Tuesday, May 12, 2009

Ignoring the past

Some people wish to ignore the past and deny what has happened. They want to force you to erase your childhood memories and say things never happened. One's feelings cannot be denied or ignored. Either you felt those feelings or you didn't. I feel sorry for the people that think you are not entitled to your own feelings and say that your feelings were not right. They might have lived their childhood in a different way. They might have been happy all along and I truly hope they were not messed up the way I was. I don't tell them how to live their lives and I don't intrude their lives as they have intruded mine. 
I didn't haunt them the way they haunt me. But it's been enough. I'm no longer the little girl that was afraid to be punished for every remark I made. I'm no longer afraid to speak up for myself and I sure ain't going to let anybody dictate me how to live my life any longer!

Were they told their child was a BASTARD, because its parents weren't married??? I don't think so. So don't say I can't have mixed feelings about motherhood! My mother-in-law is still in shock when she brings up the words she heard my mother say.. Some people really wish to live in denial, because the truth is too painful and they might want to reconsider their deeds.

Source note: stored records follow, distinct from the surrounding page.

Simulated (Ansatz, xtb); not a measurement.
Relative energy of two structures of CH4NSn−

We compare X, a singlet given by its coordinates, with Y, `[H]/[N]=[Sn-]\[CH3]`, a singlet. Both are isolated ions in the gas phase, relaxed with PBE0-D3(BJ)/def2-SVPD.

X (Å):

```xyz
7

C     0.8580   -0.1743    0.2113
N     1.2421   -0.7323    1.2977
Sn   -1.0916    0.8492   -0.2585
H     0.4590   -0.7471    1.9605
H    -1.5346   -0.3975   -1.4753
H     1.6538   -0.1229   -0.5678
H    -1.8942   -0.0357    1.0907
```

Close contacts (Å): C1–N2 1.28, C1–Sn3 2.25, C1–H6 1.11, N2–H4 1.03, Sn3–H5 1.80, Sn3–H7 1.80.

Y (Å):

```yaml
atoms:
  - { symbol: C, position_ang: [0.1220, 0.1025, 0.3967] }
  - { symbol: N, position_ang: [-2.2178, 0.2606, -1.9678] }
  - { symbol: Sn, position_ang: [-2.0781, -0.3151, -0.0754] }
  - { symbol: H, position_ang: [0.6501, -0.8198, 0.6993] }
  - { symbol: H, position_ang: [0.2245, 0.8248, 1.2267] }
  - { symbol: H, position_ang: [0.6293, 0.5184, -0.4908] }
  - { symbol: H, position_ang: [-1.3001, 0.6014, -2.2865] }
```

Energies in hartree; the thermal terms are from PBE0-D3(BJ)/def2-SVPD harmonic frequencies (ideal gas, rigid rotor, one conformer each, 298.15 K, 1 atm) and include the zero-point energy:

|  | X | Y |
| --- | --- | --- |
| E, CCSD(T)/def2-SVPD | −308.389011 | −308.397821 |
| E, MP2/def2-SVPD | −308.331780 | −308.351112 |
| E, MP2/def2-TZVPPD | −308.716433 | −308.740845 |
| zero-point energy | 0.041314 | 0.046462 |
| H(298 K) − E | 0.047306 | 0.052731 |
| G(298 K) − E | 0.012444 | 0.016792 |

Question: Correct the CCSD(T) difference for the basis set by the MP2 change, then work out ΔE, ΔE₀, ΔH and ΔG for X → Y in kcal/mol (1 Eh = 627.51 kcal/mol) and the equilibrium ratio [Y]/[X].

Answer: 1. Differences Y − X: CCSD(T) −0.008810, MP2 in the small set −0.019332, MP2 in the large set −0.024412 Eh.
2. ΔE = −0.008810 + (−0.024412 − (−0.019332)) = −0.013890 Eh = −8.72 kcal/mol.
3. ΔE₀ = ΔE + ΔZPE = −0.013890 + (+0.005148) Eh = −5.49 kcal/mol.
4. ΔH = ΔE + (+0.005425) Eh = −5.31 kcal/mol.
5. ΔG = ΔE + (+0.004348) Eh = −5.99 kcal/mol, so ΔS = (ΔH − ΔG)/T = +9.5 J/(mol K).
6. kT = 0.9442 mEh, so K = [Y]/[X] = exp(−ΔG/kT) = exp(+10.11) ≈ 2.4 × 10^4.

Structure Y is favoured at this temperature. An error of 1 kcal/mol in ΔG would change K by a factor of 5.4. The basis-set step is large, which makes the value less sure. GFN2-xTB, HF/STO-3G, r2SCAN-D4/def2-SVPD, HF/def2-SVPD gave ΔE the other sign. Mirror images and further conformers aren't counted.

It is kind of interesting though, that nowadays my life interests them more than it used to when I was still living at home. They tell me to get a life. How come then, that they spend their time looking me up on the internet and reading all my posts on different sites?? Go figure!


2 comments:

Upje said...

Je weet dat ik hetzelfde probleem ken, hé. Niemand moet zijn eigen herinneringen of gevoelens verloochenen, meid. Misschien zijn kleine nuances ook alleen maar jouw beleving, maar die zijn er dan ook niet voor niets gekomen. Daar ben ik van overtuigd.

Dus ontken het verleden niet, maar schrijf het van je af.

www.kokenenhogehakken.blogspot.be said...

bedankt meisje, dat is ook mijn bedoeling. Dat ik MIJN belevingen van me af kan schrijven. En dat ga ik ook blijven doen. Het werkt alvast bevrijdend.